Friday, February 17, 2017


A drawing inspired by Grace Hopper College, previously known as Calhoun College. Back when I was an undergraduate, it was called "Calhoun College," and we liked it. Famous 'Hounies include...uh...Demetri Martin '95, who's apparently currently voicing a supreme "white bear," as they're called in Japan. And uh...I'll think of others, give me a minute.

As for Grace Hopper, I was blown away with how accomplished she was after reading up on her. She is quite an inspiration and definitely someone worth having pride and tradition in. Calhoun's current mascot is officially "the fire," if I recall, so I sincerely hope they ditch the vaguely-defined unofficial firey 'Houn dog mascot for a graceful bunny. It's such a flexible mascot, too, I can see plenty of adaptations to any circumstance from a cute, literal bunny to a more personified one, or even just an ironically intense battle bunny. "Beware the Bunny," and similar chants are a natural fit. So for my take on the mascot, I wanted to have a kinda graceful bunny-girl with that Hopper hairdo and her specs to boot, plus carrotty accents, and big, floppy ears and feet. The sailor outfit and quasi-military jacket are Naval nods to Hopper's career.

Who else was in Calhoun, by the way...(looks up the CC Wikipedia page) wow, Claire Danes (pretty sure she headed off early, though, or was that Jodie Foster? Wow, hey, she's Calhoun, too!), oh--Jonathan Coulton '93! I saw him give a Tea with the Record. Ah, neat he and John Hodgman '94 were both in CC, that makes sense. And what?! Kurt Schneider '10! I had no idea he was Calhoun! I used to watch him play in a band with Jake '09 on the street on Broadway Night and stuff, they did an incredible medley as their closer. Whenever I could, I'd just sit there and sketch as they'd loop through their set. I also got to see him play with the Sandy Gill Affair at the Space. I guess because of that band I always thought he was Morse or Stiles (shudder).

Anyway the racial stuff surrounding Calhoun never really came up in any notable way my entire four years, as far as I was/am aware. Granted, I was in JE (Jonathan Edwards), so my cognizance of CC stuff was limited (plus nobody really cares about Calhoun College, come on). Actually, one of my art heroes transferred from Calhoun into JE, come to think of it, so that kinda seals the deal, doesn't it? Answer: yes.

I'm not black, but I am a minority, so I guess I get to have an opinionish on the name. I myself was actually in favor of them keeping it Calhoun (I only heard of Hopper after they announced the change). I love the idea of that disgusting mark of our university and national history being so prominent as a college name because it disallows us to run or hide from our history, and meanwhile everything we represent and strive for and achieve flies flatly in the face of that racist's ideology. With every victory, we prove how pitifully wrong he and his ilk are and reshape the name into new meaning. Plus it's just an intangible name, which itself is not inherently tied to some vicious meaning, unlike say, a statue or something like that with immutable properties; you can reclaim the name as you will.

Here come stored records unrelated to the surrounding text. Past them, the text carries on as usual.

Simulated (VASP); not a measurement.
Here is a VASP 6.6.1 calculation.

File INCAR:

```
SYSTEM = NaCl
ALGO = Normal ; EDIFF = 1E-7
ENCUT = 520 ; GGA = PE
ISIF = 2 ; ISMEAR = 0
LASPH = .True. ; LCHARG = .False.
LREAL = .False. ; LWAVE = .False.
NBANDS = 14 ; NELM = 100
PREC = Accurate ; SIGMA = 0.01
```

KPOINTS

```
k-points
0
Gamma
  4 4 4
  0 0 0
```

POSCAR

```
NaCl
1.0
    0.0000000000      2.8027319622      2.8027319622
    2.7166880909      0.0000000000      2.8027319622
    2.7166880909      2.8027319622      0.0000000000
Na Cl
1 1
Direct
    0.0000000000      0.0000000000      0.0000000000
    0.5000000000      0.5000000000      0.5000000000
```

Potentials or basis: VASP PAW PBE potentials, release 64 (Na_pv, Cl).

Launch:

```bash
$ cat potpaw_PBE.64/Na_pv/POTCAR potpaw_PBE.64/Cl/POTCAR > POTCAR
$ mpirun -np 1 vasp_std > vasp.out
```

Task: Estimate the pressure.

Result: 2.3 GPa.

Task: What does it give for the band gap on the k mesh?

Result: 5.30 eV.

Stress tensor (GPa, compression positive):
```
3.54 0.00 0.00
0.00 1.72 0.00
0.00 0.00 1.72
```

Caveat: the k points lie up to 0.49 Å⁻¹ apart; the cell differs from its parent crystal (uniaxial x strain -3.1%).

During my years, the master of Calhoun was even black, one of the coolest most popular professors on campus, and now he's the Dean of Yale itself! Justice doesn't get sweeter than that. Side story: one heavy winter as we were all preparing to leave for break, Master Holloway helped a Hounie make her shuttle bus by personally dropshipping her and her luggage to the pickup site via his car so she wouldn't miss her flight. He didn't need to drive or trudge around in the snow to help an outta-luck student, but he did. I was floored seeing such kindness. That's my greatest CC memory.

But I understand the desire to move past the Calhoun name, much like Pierson College (appropriately shorthanded as "PC") long retired its former college mascot with such precision and thorough eradication that you would be hard-pressed to find a student who could identify the character that Pierson people rallied behind in the early days of Yale College life. Look through the archives carefully enough (the JE library has a neat Yale history volume) and you'll learn that Piersonites in the mid 1930s gussied up for their annual plantation-themed formal and assuredly at some point in the evening, conversation would drift to boasting about one recent intramural meet or another and how well the Pierson Slaves did that week.